Anti-Poverty Week 2004 October 17-22
By Lynn Takayama
Federation encourages schools to engage in activities during Anti-Poverty Week which will remind people there are millions of people around the world, including in Australia, living in poverty and hardship.
The union is a member of the National Coalition Against Poverty (NCAP) which has this year been focussing on education and poverty as the key theme.
Teachers know that poverty and hardship set up barriers to education at all levels. A vicious circle is created: access to and utilisation of education is more difficult when someone is suffering from poverty and hardship, but without education breaking the cycle of poverty and hardship is much more difficult.
Federation is aware that there are many schools and their teachers who already, on a practical level, engage in different programs to assist students who suffer from poverty and hardship. This is wonderful, and often unacknowledged, work that not only benefits the individual students involved but assists their families and ultimately benefits the broader community.
Federation encourages members, during Anti-Poverty Week, to highlight to their communities the anti-poverty activities they already undertake. The union encourages schools who do not already engage in anti-poverty activities to do so during Anti-Poverty Week.

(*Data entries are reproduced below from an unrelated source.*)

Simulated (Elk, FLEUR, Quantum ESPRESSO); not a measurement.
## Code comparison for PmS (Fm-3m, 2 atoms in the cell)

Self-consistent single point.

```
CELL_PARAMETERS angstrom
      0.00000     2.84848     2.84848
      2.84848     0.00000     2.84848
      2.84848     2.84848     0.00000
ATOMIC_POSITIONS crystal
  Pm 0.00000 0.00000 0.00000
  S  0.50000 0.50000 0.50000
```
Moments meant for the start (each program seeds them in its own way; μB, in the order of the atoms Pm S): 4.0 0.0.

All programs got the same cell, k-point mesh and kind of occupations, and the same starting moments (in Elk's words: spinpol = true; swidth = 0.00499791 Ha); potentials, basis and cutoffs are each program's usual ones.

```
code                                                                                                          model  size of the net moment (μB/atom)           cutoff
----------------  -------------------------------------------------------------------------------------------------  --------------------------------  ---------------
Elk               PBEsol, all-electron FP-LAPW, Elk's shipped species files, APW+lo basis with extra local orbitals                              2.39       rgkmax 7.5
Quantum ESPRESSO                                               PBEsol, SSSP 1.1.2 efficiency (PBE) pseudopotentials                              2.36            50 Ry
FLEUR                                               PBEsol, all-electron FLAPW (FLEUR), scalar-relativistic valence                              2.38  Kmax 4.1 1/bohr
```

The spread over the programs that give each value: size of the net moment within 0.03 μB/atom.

The following suggestions for further activities might be useful:
- hold a breakfast in the school and invite politicians to advertise the school's work in combating poverty and hardship amongst its students;
- arrange contact between schools and community organisations which work in this area to increase familiarity with these organisations' work and the needs they seek to ameliorate;
- do an "equity audit" -- identify those activities which can exclude students who are experiencing poverty or hardship, or which serve as barriers to full participation in the whole education experience for those experiencing poverty or hardship;
- structure a lesson to specifically explore different elements (causes and consequences) of poverty. (If you type "poverty lesson plans" into a search engine the internet can provide good ideas).
These are simply suggestions. Whatever activities that can be held or organised within a school to draw attention to the poverty and hardship that many of our students and many children around the world are forced to endure would be useful.
Lynn Takayama is a Relieving Organiser.